A slight gap in my posts recently. Nora and I spent a week at the beach, just returning last Friday. Despite the rain, we enjoyed ourselves immensely. If retirement will be like that, Bring It On!!
We spent one lazy, rain-filled day watching a Netflix series called Longmire. If you haven't seen it, I won't spoil it by retelling any of the episodes. As far as I can tell, the series started in 2012, and will begin its 6th season soon. We watched all of season one and two, and have started season three since returning home.
I mention it, because the depiction of the American Indian is very intense, regardless of which side you might fall on in terms of how these people and their culture have been treated, and portrayed in history, Of course, this is still a TV show, but based on my limited knowledge of the history of the American Indian, there appears to be a serious attempt to convey ugly truth, whether that truth reflects white men or red.
Longmire is the sheriff of a county that borders a reservation of Cheyenne. Strangely, he is considered both the friend and enemy of Indians and White men, depending on the motives and perspective of the person in question. For many on the reservation, his arrests of Indians who have broken white men laws makes him just another white authority figure. For those he has defended against illegal or prejudiced practices against the Cheyenne, he is a friend. In the community where he resides, he is held up as both a protector of white men against those Indians who stray from their place and improperly act within the white men's town, and a friend of the Indian when he sides with them against an oil or logging company which ignores Indian rights to improve their profits.

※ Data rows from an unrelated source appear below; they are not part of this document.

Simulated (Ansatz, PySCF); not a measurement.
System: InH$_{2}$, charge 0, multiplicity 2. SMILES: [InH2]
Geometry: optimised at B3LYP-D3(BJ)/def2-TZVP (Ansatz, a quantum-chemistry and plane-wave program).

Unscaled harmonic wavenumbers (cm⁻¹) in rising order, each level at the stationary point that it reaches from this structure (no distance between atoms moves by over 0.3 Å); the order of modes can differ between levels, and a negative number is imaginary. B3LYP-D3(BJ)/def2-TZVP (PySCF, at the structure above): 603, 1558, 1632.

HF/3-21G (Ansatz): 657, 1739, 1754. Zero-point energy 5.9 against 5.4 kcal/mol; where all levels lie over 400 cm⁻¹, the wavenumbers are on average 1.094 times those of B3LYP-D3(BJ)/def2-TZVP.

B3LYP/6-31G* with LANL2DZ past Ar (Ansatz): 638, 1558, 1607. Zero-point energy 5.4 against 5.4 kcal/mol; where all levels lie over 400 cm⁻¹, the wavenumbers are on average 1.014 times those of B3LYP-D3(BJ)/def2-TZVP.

I would imagine that the Longmire character would not consider himself a liberal, despite his acts to defend those whose rights have been violated or abused, just a good sheriff who upholds the law regardless of skin color of victim or predator. Yet one might say that defending the defenseless, standing firm for those run over by the wheels of profit or the prejudices of men, is a liberal trait.
Along those lines, I recently sent an email to all my email contacts, asking them to send me a list of five words they would use to describe "liberal". While my sample size is small and certainly unscientific, I was curious what words liberals and those who do not describe themselves as such might send my way. Also, I knew from the start that my sampled respondents leaned to the liberal side of the aisle. But that didn't matter much, as I was looking for a particular adjective, which I expected would only come from those who described themselves as liberal.
First, the results.
Of the 114 adjectives I was sent, I gauged each as positive or negative as much as possible, with the last column to include words that were neither or both.
Some of the positive words were; accepting, broad minded, altruistic, compassion, diverse, empathy, fair, equality, inclusive, humanitarian, openness, optimistic, progressive, tolerant, visionary.
Some of the negative words were; angry, confiscatory, close minded, favoritism, hypocrite, intolerant, indulgent, loud, persuadable, spendthrift, welfare.
I considered words like activist, naive, rich, and scientific as neither.
Of the positive words, 6 people said progressive, 5 open mindedness. 4 tolerant, while 2 said intolerant. There were many more positive words, even from those whom I do not consider liberal and who also returned some negative words. In total, 15 returned all or mostly positive words, 4 returned all or mostly negative words, and 3 returned a mixture of positive and negative.
But no one said spiritual.
I consider Jesus Christ the greatest liberal in history, not withstanding the other great prophets and spiritually enlightened people who are the basis for religions other than Christianity. He is the one I was taught about as the child of Catholic parents, and, despite my reading most of the great religious tomes and books which relate the lives of those whose teachings have been used to found the religions of the world, He is the one I most identify with as a guide for how to treat one another.
Consequently, as a liberal, and believer in a progressive political platform, I am in favor of marriage equality, tolerance for those with a different gender preference than I, or a different gender identity than their original physical traits indicate. I believe in equal pay for equal work. I believe that income equality is a huge problem today, and agree that there is a limit to how much money one should earn, referring to the parable of the rich man's chances of getting into heaven as surely as a camel can pass through the eye of a needle. I think that violence begets violence, and believe it is contrary to Christ's teachings to spend $600 billion a year on weapons and warfare. I believe that our planet is our home, and that one should not pollute the air and water of one's planet just as one would not pollute the air and water of one's personal home. And I believe that avoiding paying one's share for the bounty and advantage that we all, as Americans, our graced with, not by our doing but merely by having won the birth lottery, may be good business, but is not patriotic, and certainly not the trait of a spiritual man.
And finally, for those that say, it is not the government's job to create and enforce such policies that reward spirituality over greed, I say refer to the first line of the Declaration of Independence, We, the People...
In the end, we, the people of America, the people of planet Earth, are responsible for our fate and our future. I believe that a liberal is a person who acknowledges that responsibility, and strives to create a social structure that encompasses fairness, tolerance, and above all, spirituality.